Actors’ Union Says It Will ‘Fight Back’ Against Porn Deepfakes
Already stars like Gal Gadot and Cara Delevingne are victims of nonconsensual face swapping.
The Screen Actors Guild‐American Federation of Television and Radio Artists (SAG-AFTRA) recently made a bold statement against deepfakes, a technique that uses artificial intelligence to digitally impose an actors’ likenesses into a film without permission.
As reported by Deadline Hollywood, the president of SAG-AFTRA, Gabrielle Carteris, wrote in the union’s monthly magazine that it has “undertaken an exhaustive review of our collective bargaining options and legislative options to combat any and all uses of digital re-creations, not limited to deepfakes, that defame our members and inhibit their ability to protect their images, voices and performances from misappropriation.”
Potentially unpleasant and inappropriate digital forms
Carteris is specific about these unauthorized uses, using examples of “in advertisements, products, merchandise, company branding, fake news, movies, video games, or pornography.”
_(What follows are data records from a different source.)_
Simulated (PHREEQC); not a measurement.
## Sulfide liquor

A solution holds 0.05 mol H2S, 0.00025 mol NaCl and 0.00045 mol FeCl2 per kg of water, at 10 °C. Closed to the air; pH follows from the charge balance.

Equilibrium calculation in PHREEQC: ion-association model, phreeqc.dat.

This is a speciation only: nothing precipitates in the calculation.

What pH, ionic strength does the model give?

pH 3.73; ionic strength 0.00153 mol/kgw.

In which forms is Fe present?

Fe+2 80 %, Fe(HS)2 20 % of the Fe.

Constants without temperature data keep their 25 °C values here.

The use of deepfake technology to create non consensual erotic content is considered particularly shameful. At the beginning of the letter, singled out this practice, explaining the AI technique “has the ability to steal our images and superimpose them onto another person’s body in potentially unpleasant and inappropriate digital forms.”
What are deepfakes?
The technology, named after an anonymous Reddit user who was one of the first to create deepfakes, has its roots in pornography. In fact, the first deepfake experiments involved digitally replacing the face of an adult actress in and X-rated film with that of Wonder Woman star Gal Gadot.
Many others have since begun using the technology, leading to sites such as Twitter, Reddit, and Pornhub attempting to ban the practice—though there is much debate about the effectiveness of such bans.
Revenge porn 2.0?
Meanwhile, SAG-AFTRA is clearly not going to just sit back on the issue. In the same letter, Carteris outlines the action plan to legally combat deepfakes:
“We are talking with our members’ representatives, union allies, and with state and federal legislators about this issue right now and have legislation pending in New York and Louisiana that would address this directly in certain circumstances. We also are analyzing state laws in other jurisdictions, including California, to make sure protections are in place.”
Now that this technological genie is out of the bottle, it might prove extremely difficult to control or eliminate its use. That being said, an industry regulation is already in place that could act as a model: the shutting down and blocking of revenge porn sites.
While laws against the sites are slow to come, especially in the United States, in 2015 Microsoft and Google both began blocking revenge porn sites from their search engines.
Other countries, though, have been active in making such sites illegal. For example, the Dutch police recently shut down the revenge porn site Anon-IB, taking into custody those involved in running it.
Whether the abuse of deepfake technology will lead to actions similar to those taken against revenge porn sites is anyone’s guess. But SAG-AFTRA’s strong stance against it is a clear warning to people who produce it or just allow it on their sites.